Anyway, denier babble aside, there is a rather interesting question as to why 1998 was so exceptionally hot, and why temperatures haven't yet returned to that peak. For that, we'll have to take leave of The Washington Post's op-ed page and consult real scientists. There's a new study (sub-only) this week in Geophysical Research Letters, by Judith Lean of the U.S. Naval Research Laboratory and David Rind of NASA’s Goddard Institute, that tries to nail down precisely why temperatures have stabilized, more or less, since 1998. The answer, alas, isn't very heartening. Here's the Guardian's write-up:
Their work is the first to assess the combined impact on global temperature of four factors: human influences such as CO2 and aerosol emissions; heating from the sun; volcanic activity and the El Niño southern oscillation, the phenomenon by which the Pacific Ocean flips between warmer and cooler states every few years.

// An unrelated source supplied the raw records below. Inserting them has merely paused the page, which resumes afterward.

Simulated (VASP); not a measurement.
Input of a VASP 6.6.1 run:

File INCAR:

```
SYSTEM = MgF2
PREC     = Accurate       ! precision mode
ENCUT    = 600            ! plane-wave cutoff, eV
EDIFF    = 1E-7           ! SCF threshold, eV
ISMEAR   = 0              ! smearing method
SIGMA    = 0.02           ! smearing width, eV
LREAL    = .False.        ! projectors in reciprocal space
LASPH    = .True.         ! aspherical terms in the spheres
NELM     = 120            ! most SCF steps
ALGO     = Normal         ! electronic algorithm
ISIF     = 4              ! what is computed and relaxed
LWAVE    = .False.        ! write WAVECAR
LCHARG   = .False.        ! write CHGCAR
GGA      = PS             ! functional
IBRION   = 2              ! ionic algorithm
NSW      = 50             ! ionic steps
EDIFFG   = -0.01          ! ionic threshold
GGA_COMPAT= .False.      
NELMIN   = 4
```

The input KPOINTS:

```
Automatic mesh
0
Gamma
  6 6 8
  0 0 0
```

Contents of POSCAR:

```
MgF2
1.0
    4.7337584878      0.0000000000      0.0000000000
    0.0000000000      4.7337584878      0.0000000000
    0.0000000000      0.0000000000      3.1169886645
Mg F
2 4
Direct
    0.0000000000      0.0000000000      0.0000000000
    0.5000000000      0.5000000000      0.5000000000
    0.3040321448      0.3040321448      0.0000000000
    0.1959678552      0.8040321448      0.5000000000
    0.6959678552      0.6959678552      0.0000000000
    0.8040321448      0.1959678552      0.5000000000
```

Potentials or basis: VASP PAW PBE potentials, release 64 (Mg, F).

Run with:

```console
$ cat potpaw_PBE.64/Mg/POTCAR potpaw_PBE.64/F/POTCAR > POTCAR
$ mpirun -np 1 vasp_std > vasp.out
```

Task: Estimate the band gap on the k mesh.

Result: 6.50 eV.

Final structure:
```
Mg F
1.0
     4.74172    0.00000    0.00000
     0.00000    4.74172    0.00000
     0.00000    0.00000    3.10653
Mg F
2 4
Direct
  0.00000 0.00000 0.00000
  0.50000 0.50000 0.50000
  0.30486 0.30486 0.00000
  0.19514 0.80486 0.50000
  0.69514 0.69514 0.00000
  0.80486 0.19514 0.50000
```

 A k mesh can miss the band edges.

The analysis shows the relative stability in global temperatures in the last seven years is explained primarily by the decline in incoming sunlight associated with the downward phase of the 11-year solar cycle, together with a lack of strong El Niño events. These trends have masked the warming caused by CO2 and other greenhouse gases.
As solar activity picks up again in the coming years, the research suggests, temperatures will shoot up at 150% of the rate predicted by the UN's Intergovernmental Panel on Climate Change. Lean and Rind's research also sheds light on the extreme average temperature in 1998. The paper confirms that the temperature spike that year was caused primarily by a very strong El Niño episode. A future episode could be expected to create a spike of equivalent magnitude on top of an even higher baseline, thus shattering the 1998 record.
Makes sense: Even though carbon-dioxide is steadily forcing temperatures upward, those effects can be temporarily slowed by weather events and solar activity—but only temporarily. The authors expect global temperatures to rise over the next five years by 0.15 ±0.03 °C, barring anything unforeseen like an El Niño warm spell, and then keep increasing thereafter, as the IPCC forecasts. Umm... except that's not good, because climatologists just declared that a new El Niño is indeed kicking off in the second half of 2009. Explains why, back in January, NASA announced that "it still seems likely that a new global temperature record will be set within the next 1-2 years."
If those forecasts pan out, the only bright spot will be George Will having to dredge up a new and no doubt amusing talking point. But that's not really much consolation, since the bad news... well, the bad news has been pretty well spelled out by now. If you want reasons to fret about El Niño, do read up on coral bleaching, which promises to be particularly nasty this go-round.